Link to code: https://github.com/nrsyed/pytorch-yolov3
- Part 1 (Background)
- Part 2 (Initializing the network)
- Part 3 (Inference)
- Part 4 (Real-time multithreaded detection)
- Part 5 (Command-line interface)
The last several posts covered the theory behind YOLOv3, as well as the code responsible for performing inference on an image and real-time detection in a webcam stream. In this post, we’ll tackle the command line interface that ties it all together and which was used to produce the video from the first post (included again below for good measure).
The command-line interface (CLI) is defined in the main() function of __main__.py. They’re described in more detail below.
Input source arguments
The input source can be 1) a webcam or video stream, 2) an image or images, or 3) a video file. One and only one of these three options must be provided.

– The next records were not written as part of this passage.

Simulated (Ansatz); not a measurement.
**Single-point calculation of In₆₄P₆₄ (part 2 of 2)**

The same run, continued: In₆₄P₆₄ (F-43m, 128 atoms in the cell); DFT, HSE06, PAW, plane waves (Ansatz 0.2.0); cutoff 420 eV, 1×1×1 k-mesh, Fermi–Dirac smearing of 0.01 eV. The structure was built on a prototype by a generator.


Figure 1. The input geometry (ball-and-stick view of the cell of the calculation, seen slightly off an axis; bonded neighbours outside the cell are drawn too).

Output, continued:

--cam, -C [cam_id]: This option performs detection on the stream from a webcam or video stream. By default, it uses video capture device id 0 (if only one webcam is plugged in or you’re using a laptop with a built-in webcam, its device id is usually 0) if no value is supplied, i.e.,
-C. However, the numeric device id or a path to a video stream (e.g., the path to an RTSP stream) can optionally be specified as an argument, e.g.,
--image, -I <path>: This option has one required argument—a path to an image file or to a directory of image files, e.g.,
--video, -V <path>: This option has one required argument—a path to a video file, e.g.,
There are several model-related arguments, some of which are required and others optional.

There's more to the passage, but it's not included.